The semiconductor sector, which is responsible for generating growth in the Korean economy, is losing steam. The prices of mainstay dynamic random access memory (DRAM) are going down as well as shipments. China, the world’s biggest chip importer, is out to slap regulations on the dominant DRAM suppliers — namely Samsung Electronics and SK Hynix — as a part of its campaign to grow local industry. Their troubles will inevitably translate to the fragile Korean economy. The government must act fast to remove regulations, reform the labor market, and nurture new growth fields before it is too late.

The Philadelphia Semiconductor Index, a capitalization-weighted index comprised of 30 semiconductor companies, retreated 16.8 percent in October alone after the chip prices turned south. The spot DRAM prices in 4-Gigabit DDR that fetched $4.07 in June fell 14 percent to $3.50 last month.

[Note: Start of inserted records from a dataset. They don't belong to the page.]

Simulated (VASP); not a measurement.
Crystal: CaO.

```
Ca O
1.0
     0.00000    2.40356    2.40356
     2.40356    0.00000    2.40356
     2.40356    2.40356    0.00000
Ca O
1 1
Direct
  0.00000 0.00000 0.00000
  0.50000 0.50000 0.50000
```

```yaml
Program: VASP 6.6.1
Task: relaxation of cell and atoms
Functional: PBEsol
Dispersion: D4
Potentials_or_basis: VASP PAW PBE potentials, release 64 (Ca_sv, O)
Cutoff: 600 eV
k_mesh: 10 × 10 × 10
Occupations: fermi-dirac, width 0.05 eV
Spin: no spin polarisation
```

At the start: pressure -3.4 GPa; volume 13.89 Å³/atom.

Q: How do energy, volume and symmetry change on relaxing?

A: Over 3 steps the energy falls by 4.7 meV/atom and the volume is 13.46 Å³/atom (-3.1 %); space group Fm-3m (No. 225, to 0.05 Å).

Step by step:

Exports are also shaking. Exports increased 21.5 percent on year to $11.78 billion in October. But when considering that this October had five additional working days, daily shipments actually decreased by 4.4 percent on year. The supercycle in memory chips fueled by supply shortage and overwhelming demand that arrived from the second half of 2016 is coming to an end. That means trouble for the Korean economy, where semiconductors make up 21.5 percent of exports.

Beijing claims it has plentiful evidence to punish three major companies — two from Korea and Micron Technologies of the United States — on antitrust grounds. China is in the midst of a campaign to bump up its self-sufficiency rate in semiconductors to 70 percent by 2025 from 10 percent in 2016. The ascension must make prey out of dominant players like Samsung Electronics.

The Korean economy has been excessively reliant on semiconductors. A slowdown in the industry will further affect the battered domestic front in output, investment and employment. The government repeatedly vowed to groom new industries and innovations, but no meaningful actions have followed. There is little progress in reforming the labor market or regulations. The plan to extend flextime has hit a snag due to strong opposition from union groups. If a country cannot make a single revision to the system or law, how can it weather a tsunami of challenges?

The government must stop clinging to its ideology-driven policy. Companies must be free to run and fly. To bring life into the sagging economy and business activities, actions must be made on regulatory and labor front. The storm is coming. There is not much time left.